Canadian government should be held accountable for its past dark history, Iran says
TEHRAN – The Iranian Foreign Ministry spokesman said on Saturday that that the Canadian government should be held accountable for its dark history as more mass graves of indigenous innocent children are being found in the country.
Nasser Kanaani said such mass graves are examples of a “great human tragedy” and they cannot be described as anything other than “genocide”.
Kanaani added the revelation of mass graves shows the “depth of human catastrophe” and remind the world of the crimes committed against the Native Americans when white racists colonized Canada under the leadership of England.
“This great and shocking crime has taken place in a country that its government, through hypocritical shows, is constantly trying to portray itself among the claimants of human rights defenders,” Kanaani remarked.
The Canadian government’s claims about human rights are just intended to deflect attention from its complicity in this “human tragedy”, the Foreign Ministry spokesman pointed out.

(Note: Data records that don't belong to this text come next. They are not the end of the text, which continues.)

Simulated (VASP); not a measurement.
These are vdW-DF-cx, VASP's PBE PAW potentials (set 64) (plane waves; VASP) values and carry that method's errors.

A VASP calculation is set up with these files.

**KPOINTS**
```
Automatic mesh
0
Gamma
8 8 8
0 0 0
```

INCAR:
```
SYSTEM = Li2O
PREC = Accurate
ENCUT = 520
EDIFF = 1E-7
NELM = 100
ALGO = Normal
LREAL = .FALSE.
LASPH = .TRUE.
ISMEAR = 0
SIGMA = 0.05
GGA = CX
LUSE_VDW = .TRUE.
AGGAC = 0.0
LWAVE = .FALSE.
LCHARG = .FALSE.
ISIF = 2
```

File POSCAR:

Such pretensions are also a proof that this Ottawa government and its allies are using human rights “as a tool to dictate their politically motivated views on others,” he added.
Expressing deep regret over the “scope of crimes and historical genocide” against the indigenous Canadian population, Kanaani said, “These crimes against humanity will never remain hidden from the eyes of true justice seekers and that the Canadian government must be held accountable for its past dark days.”
The comments by the Iranian Foreign Ministry spokesman come as the Canadian government has agreed to pay more than $2 billion to hundreds of indigenous communities to settle a lawsuit centered around nearly a century of abuse suffered by children who attended Indian residential schools.
The lawsuit, filed by 325 First Nations communities in 2012, sought compensation for the physical, sexual and mental abuse suffered by indigenous children during the residential school era in Canada, according to Native News Online.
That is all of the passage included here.